The Markets

Is it a melt-up?

You’re familiar with the word melt. Ice cream melts. Snow melts. You may have seen someone melt down (or have done it yourself). Right now, markets may be experiencing a melt-up, according to Barron’s. Melt-up is a counterintuitive term which describes a sharp, emotion-driven improvement in market performance. Last June, The Wall Street Journal blog described the melt-up phenomenon like this:

“Money managers and analysts are beginning to talk about an idea that dates from the roaring ’90s: a rapid stock gain known as a melt-up. In the late ’90s, people thought a melt-up, or a sudden double-digit percentage rise, was a fine thing. Set off by some exciting event, melt-ups feed on their own gains as people rush to avoid missing out. In late 1999 and early 2000, the Nasdaq Composite Index surged to 5000 from 3000 amid the Internet frenzy. It then collapsed. Melt-ups, investors learned, can lead to meltdowns.”

Markets did move higher last week. In fact, several major U.S. indices finished at record highs on the same day. That’s a rare occurrence and one that hasn’t happened since 1998. What was behind the move? Barron’s reported investors were encouraged by mid-term election results, strong third-quarter earnings, and the European Central Bank’s promise to spend $1.25 trillion on quantitative easing.

In the FTSE 100, shares have climbed 4.7%. The biggest FTSE 100 riser – after half-year results!

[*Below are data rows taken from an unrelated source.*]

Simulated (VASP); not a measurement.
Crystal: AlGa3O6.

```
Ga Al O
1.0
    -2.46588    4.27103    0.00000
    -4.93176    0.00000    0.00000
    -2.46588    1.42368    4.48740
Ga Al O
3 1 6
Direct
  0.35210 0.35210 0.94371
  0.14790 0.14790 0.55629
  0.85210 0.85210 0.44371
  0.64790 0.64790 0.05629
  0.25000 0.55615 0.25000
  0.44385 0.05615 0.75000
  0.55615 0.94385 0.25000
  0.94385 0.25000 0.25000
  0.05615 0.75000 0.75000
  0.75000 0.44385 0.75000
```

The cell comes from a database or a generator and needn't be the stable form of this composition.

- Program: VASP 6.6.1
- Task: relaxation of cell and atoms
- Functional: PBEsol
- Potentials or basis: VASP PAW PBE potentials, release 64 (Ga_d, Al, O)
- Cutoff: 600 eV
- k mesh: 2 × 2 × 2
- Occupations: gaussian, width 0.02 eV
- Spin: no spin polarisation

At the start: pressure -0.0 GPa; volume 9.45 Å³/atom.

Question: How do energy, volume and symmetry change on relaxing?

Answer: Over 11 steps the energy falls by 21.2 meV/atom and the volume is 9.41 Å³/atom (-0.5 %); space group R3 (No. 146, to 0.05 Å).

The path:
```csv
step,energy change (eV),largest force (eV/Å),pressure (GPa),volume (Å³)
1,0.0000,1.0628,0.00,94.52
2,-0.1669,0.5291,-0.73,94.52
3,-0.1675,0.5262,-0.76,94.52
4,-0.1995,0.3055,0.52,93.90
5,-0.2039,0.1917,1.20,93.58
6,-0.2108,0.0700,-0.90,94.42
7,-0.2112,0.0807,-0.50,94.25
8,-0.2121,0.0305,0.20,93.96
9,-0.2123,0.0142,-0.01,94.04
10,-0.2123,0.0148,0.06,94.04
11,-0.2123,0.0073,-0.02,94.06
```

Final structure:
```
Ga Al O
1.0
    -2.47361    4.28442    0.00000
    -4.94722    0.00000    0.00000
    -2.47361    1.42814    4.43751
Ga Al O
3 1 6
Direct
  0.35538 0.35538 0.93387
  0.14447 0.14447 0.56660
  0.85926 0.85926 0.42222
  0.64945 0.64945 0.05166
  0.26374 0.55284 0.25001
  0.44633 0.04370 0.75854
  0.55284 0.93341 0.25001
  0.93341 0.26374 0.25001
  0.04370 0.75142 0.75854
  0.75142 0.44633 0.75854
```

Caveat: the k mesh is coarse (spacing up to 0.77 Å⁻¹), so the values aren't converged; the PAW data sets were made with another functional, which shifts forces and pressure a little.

Investor optimism also gained ground. Last week’s American Association of Individual Investor’s (AAII’s) Sentiment Survey found a majority of investors were feeling bullish. Almost 53 percent believed stock prices would increase during the next six months. The bears were in retreat with pessimism about market performance falling to a nine-year low. “At current levels, optimism is unusually high and pessimism is unusually low. Historically, such occurrences have been followed by lower-than-average levels of market gains,” reported the AAII’s blog.

So, is it a melt-up? It’s difficult to know. What’s really important is this: Melt-ups are buy first, think later situations which sometimes lead to melt downs, which are sell first, think later situations. Needless to say, it’s always better to think first.